Joe Patrice, at Above the Law, observes that Chris Cristie’s pattern of abusing power is typical for a former prosecutor:
Unless you’re living under a rock or stuck in traffic on the George Washington Bridge, you know that N.J. Governor Chris Christie spent yesterday digging himself out of the Fort Lee traffic scandal in the most Jersey of manner — by placing a proverbial bullet in the back of the neck of one of his most trusted allies Tony Soprano-style. He even invited the media over to the Bada-Bing for a couple of hours after he did it.
………
But whether Christie was directly involved in this scandal or not — and so far the digital paper trail seems to begin with his mild-mannered aide showing uncharacteristic initiative and ends with a high school crony whom Christie put in charge of the bridge — this scandal falls somewhere between unsurprising and utterly inevitable.
Christie is a former prosecutor, serving as a U.S. Attorney from 2002 until 2008. The modern prosecutor is armed with the luxury to exact petty, brutal revenge on any and all who cross him or her, and this is the mentality that Christie brought into the Governor’s Mansion. Indeed, he made this mentality his political calling card.
………
And that atmosphere flows directly from the arrogance of a prosecutorial office.
………
Prosecutors are incentivized to use all of their vast power to get more people convicted, and they’re willing to use a bazooka to kill a cockroach if it advances that ball. Listen, I spent a lot of time working with current and former prosecutors. And whether I represented a cooperator working with the government or I was sitting on the same side as a defense lawyer freshly out of the prosecutor’s office, it always disturbed me how quickly they would leap to asking “how do we screw them?” over the most minor of slights.
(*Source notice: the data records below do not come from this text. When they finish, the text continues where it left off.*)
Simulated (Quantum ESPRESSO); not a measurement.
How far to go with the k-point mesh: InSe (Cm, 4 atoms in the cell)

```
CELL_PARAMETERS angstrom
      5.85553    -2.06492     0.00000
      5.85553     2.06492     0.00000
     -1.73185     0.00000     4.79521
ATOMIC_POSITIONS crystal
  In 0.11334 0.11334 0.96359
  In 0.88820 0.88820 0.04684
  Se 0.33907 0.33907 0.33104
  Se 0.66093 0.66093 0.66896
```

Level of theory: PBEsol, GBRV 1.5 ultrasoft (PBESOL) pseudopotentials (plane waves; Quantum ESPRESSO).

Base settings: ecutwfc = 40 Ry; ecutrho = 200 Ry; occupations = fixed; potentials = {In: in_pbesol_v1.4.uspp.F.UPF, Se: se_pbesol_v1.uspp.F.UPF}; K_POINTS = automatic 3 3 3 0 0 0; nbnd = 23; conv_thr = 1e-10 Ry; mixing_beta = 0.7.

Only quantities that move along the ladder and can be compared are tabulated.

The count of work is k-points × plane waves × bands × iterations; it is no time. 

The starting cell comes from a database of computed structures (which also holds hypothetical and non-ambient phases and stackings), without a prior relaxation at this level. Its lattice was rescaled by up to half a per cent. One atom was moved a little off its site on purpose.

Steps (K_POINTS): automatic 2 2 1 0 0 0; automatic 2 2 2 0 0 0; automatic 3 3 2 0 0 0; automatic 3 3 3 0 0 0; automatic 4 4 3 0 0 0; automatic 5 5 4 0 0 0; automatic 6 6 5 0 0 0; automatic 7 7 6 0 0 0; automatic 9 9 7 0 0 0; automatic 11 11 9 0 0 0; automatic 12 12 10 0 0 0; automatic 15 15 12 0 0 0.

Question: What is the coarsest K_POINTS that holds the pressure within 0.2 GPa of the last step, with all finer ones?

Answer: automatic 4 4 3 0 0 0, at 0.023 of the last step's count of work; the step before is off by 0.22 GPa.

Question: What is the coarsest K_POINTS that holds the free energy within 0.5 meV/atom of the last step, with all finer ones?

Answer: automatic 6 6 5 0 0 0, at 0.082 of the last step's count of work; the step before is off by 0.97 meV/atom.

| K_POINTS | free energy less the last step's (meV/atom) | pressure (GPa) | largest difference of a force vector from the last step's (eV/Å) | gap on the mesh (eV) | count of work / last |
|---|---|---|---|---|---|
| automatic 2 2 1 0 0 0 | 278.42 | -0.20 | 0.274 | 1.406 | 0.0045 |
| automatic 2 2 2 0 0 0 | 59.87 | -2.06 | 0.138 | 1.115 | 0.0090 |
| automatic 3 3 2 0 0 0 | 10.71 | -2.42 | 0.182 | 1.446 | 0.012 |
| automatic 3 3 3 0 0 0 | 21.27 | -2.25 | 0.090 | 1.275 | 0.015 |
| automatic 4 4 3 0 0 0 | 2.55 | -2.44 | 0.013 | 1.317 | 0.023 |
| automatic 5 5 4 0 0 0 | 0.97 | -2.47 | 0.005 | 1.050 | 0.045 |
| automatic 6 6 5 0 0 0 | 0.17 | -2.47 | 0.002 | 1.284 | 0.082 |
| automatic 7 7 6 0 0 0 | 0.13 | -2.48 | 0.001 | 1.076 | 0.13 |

When this is the model of success that propels you into office, how does one reset? In Christie’s case, he never eschewed this model of leadership. He may well have directly ordered these lane closures, but even if he didn’t, the mentality he has championed in his meteoric rise to prominence invited this sort of behavior. And now we’re supposed to be forgiving when he says his deputy acted alone when plotting to make life hell for someone unwilling to kowtow to the Governor’s overtures?
It makes a lot of sense, and it also frightens the hell out of me about our criminal justice system.
BTW, if you want to read a less charitable assessment of Jabba the Governor, you can read Chris Hedges‘ takedown.
I don’t think that it is as informative, but it’s a jolly good read.